From Haunting Of Hill House onward, Flanagan has found his perfect niche within horror. This includes the emotionalizing of his characters and lots of monologues. It is an old standing tradition in Horror, that the more you care about a character, the more their demise will get under your skin. Flanagan uses the power of speech and memory to create unbreakable connections between his viewers and his characters. If anything happens to them, we mourn their loss. His focus in these many monologues is usually that of a memory. A time in the character’s life when the darkness overshadowed the light. We grow immersed within the world of the character’s speech; so much so, that Flanagan can easily pull the rug from under them, and we feel them fall. Where Haunting provided catharsis, Midnight Mass offers none.


Midnight Mass utilizes Flanagan’s religious upbringing to create a story that eventually finds a balance between fanaticism and atheism - agnosticism. Former zealots float in a canoe and watch their old world turn to ash. Never again will they be swayed by the flowery language of the bible. For the survivors, an agnostic life awaits them. It is a biting criticism of Christianity. An old priest who is given a miracle, seeks to use it for selfish means. A zealot without a conscience, who kills pets, twists bible verses to fit her agenda. A woman who envisions a heaven after death, comes to realize a scientific death when it is her time. An atheist commits the towns only moral act through suicide. As our anxieties heighten from episode to episode, we begin to fully realize the show satirizes religion itself.

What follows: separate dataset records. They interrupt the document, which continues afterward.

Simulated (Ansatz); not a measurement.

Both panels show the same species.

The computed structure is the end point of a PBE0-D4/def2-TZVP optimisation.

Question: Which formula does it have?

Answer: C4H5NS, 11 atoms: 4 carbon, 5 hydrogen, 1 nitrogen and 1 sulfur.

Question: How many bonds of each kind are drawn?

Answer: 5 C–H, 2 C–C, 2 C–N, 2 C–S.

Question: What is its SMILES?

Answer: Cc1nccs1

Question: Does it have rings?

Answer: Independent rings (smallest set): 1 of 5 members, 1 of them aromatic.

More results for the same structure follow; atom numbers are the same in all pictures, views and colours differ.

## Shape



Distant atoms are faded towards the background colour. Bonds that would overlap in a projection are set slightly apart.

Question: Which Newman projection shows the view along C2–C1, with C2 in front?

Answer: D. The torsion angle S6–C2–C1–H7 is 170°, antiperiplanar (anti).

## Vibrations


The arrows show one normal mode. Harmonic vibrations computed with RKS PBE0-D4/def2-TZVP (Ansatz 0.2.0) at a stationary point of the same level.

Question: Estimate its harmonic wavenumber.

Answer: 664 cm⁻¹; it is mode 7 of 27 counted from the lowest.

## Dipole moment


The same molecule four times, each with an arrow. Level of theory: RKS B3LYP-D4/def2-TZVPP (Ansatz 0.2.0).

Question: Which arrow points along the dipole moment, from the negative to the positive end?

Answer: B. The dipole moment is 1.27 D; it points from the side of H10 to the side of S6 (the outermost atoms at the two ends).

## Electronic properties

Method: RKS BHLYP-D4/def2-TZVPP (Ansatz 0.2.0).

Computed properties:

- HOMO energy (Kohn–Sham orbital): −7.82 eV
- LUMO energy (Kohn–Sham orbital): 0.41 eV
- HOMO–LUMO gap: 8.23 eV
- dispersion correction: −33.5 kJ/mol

We are drawn to horror as a way to live through our real-life anxieties. It is John Carpenter’s roller coaster theory. We buy the ticket and take the ride. We feel the dread of death, feel our catharsis, and come out the other side – alive. Horror usually acts as parable. It creates a safe space to work through our fears. Religion as one of these fears is expressed time and time again. From Rosemary’s Baby (1968), The Exorcist (1973), The Omen (1976), Carrie (1976), God Told Me To (1976), Prince of Darkness (1987), The Sacrament (2013), to The Conjuring (2013) religion plays a significant role to the horrors that develop.


In Midnight Mass I was connected to the idea that only after Father Paul (Hamish Linklater) performs tangible miracles, does he amass a crowd of parishioners. This act is blasphemy, as the belief in a god rests in faith. To be faithful means to believe without proof in the existence of a god. Flanagan preys upon this idea. Father Paul even comments upon it. The townspeople show up for communion for the first time in ages. They do so seeking a miracle for themselves. Each of them is committing a sin of selfishness. This is merely a sidenote but exemplifies how the show is a reaction against uncritical zeal of religious teachings.


Bev Keene, played to perfection by Samantha Sloyan, becomes the clear villain of the show. She attaches herself to the miracles and upon understanding how these miracles are happening, welcomes an apocalypse with open arms. She presumes the Earth requires Revelations, while also believing she should be the one that chooses who is granted eternal life. But even Bev is shaken when she sees what revelations would actually look like. Through Bev and Father Paul we get two sides of organized religion. Bev is an example of extremism within religion, while Father Paul – for the most part – represents the fluidity that can be present in regard to belief. The two sides begin separate, come together, and break apart again throughout the show as it critiques religious zeal. In the end, the progressive attitude feels like the better approach, but even then, it was a duplicitous cover for selfish desires.


Where Midnight Mass excels, is it’s ability to convey atheism as a positive non-theistic stance. Through the satire of organized religion, the sin of tangible belief, and hidden motivations of churches, Riley Flynn’s atheism becomes the only decent stance. Sacrifices are made for the greater good, but none of them are perpetrated by Christians in the show. Even when the townspeople come together to sing the praises of God, these sequences juxtapose the evil occurring in the town. Or when the town sings during their version of revelations, it is to a silent universe that will not save them. The show’s final images re-enforce the emptiness of their beliefs. That is not to say that we, as an audience, should share this idea. But the parable that plays out is that we should be wary of any belief system that cannot be questioned.


I found absolute perfection in all seven episodes. From the moment Riley Flynn makes his way to Crocket Island, I felt the Stephen King vibes - 'Salem's Lot, Storm Of The Century, Needful Things, and Tommyknockers to name just a few. The world building enriches each member of the community. Even if we do make fun of the overuse of monologues, we could all wish to write a single one that good. The acting is top notch, the story is brilliant, we feel each character's heavy depth, and the pondering of existential dread is threaded into the very fabric of Flanagan's world. The writing in Midnight Mass makes you feel, as a writer, what's the point? How will anything ever match it? But that is the beauty of slashing open a vein and writing from the heart. Stories where you unleash yourself and vomit all your vulnerability on the page, will always be your best work. Thank you, Mike Flanagan, for again proving you're an absolute master of the craft.